1. Dennis Crowley and Naveen Selvadurai, the founders of Foursquare | Design Glut
Dennis Crowley and Naveen Selvadurai, the founders of Foursquare
October 10th, 2009

You know, Foursquare? No, not the game you played as a kid. This is a game for you to play as an adult – allowing you to explore your city, connect with your friends and find new hot spots to hang out at. It’s being pinned as the next Twitter, and if you’re not on it yet, you should be.

For the people who haven’t heard of it yet, can you briefly describe what Foursquare is?

Naveen: The background for Foursquare comes from a service that Dennis started a long time ago, called Dodgeball. It was a service which allowed you to ping your friends to let them know where you are, via text messaging.

Dennis: You get this ambient awareness of where your friends go and what they’re doing and where they are right now and where they’re going to be in an hour from now. It helps you make better decisions about what to do after work, or on a random Saturday.

How did Dodgeball work?

Dennis: It was before we had GPS on phones and big touch screens. It was all based on SMS, so people would just send us a text message that said, “I’m at The Magician,” or “I’m at Cooper Square,” at wherever. And we would have to do all this tricky stuff on our end to try to match what the user said to where we thought they were.

And Foursquare is more sophisticated than that?

Dennis: Yeah, it gets a little bit easier on today’s phones. We have an iPhone app with a menu that will tell you, “Here are the 10 places that are nearby, choose the one you’re at.” It’s more precise and easier for people to use. But the way people are using it, the value that people get out of it, is still the same. There’s just a lot more people that are playing with it now. People have more mature phones to play on, and they’re used to things like Twitter, so the Foursquare concept is easier to grasp.


Screenshots of the Foursquare iPhone app via TechCrunch.

What are your backgrounds? What led you to start this thing?

Naveen: A long long time ago, I was working at Sony Music, doing a lot of their mobile product stuff – basically building a music store for your phone. And then I worked at this company called Socialight, which is where Dennis and I met. They also do a lot of local platform, local blogging kind of stuff. So I’ve been doing mobile-related stuff for almost 10 years now.

Dennis: Before doing this, I was at a company called Area/Code. It’s a digital agency, and they specifically do work that overlaps the digital world with the physical world. They started a business around co-opting public spaces or public data feeds. A lot of the Dodgeball and Foursquare stuff comes out of time that I was there. Dodgeball was bought by Google in 2005. When we went to Google it was just too big; we couldn’t get a lot of stuff done. So I left Google and went back to Area/Code. Naveen was at another company that shared office space with them. We were at different companies, but our desks were next to each other.
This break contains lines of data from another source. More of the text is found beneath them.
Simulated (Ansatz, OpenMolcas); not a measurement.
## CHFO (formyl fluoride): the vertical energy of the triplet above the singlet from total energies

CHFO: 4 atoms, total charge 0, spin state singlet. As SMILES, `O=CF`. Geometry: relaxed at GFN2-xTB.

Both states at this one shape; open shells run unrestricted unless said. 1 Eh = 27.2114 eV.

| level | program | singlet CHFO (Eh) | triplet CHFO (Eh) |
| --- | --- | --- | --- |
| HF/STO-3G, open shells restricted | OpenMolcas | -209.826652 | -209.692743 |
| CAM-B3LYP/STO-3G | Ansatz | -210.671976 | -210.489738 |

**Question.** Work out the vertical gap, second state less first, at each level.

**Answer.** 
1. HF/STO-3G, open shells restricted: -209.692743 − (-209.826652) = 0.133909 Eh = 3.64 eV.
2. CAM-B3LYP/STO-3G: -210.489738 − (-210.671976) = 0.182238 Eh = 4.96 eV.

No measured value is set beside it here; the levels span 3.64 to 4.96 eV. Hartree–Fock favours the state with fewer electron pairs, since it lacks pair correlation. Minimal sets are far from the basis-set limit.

Naveen: Dennis and I started talking about how we could augment the Dodgeball experience with other things. There’s a lot of data to be mined from where everybody hangs out, where everybody goes every day. Your friends know a lot of things about the city that you may not know. We thought, why not bring all that stuff together in a single experience? We just threw ideas out there.

When did you decide to go full-force with Foursquare?

Dennis: Naveen and I had been running little experiments on the side, just talking about stuff and prototyping things. Then, in January, Google announced that they were going to shut down Dodgeball. Naveen and I started seriously thinking, “We should build something and try to replace it.” We set SXSW, in March, as a deadline to launch.


Naveen and Dennis at SXSW [photo via flickr]

Wow – that’s not a whole lot of time.

Dennis: Yeah. And so we saw a huge spike in growth at SXSW, but then there was a big comedown after that, because a lot of the stuff wasn’t working properly yet. But we got the concept out there. Around June, we got everything working. We came out with stronger versions of the iPhone app, and since then we’ve seen hockey-stick growth. It’s been awesome.

What was the launch like?

Dennis: We went down to Austin for SXSW thinking, “People either going to be really interested or they’re going to laugh at it and think it’s stupid.” Luckily it worked and people liked it, and they told more people about it. SXSW is great for that. People go home to Seattle, and San Francisco, and Portland, and Washington, wherever, and spread it to their friends. So it was really important that we hit that launch date.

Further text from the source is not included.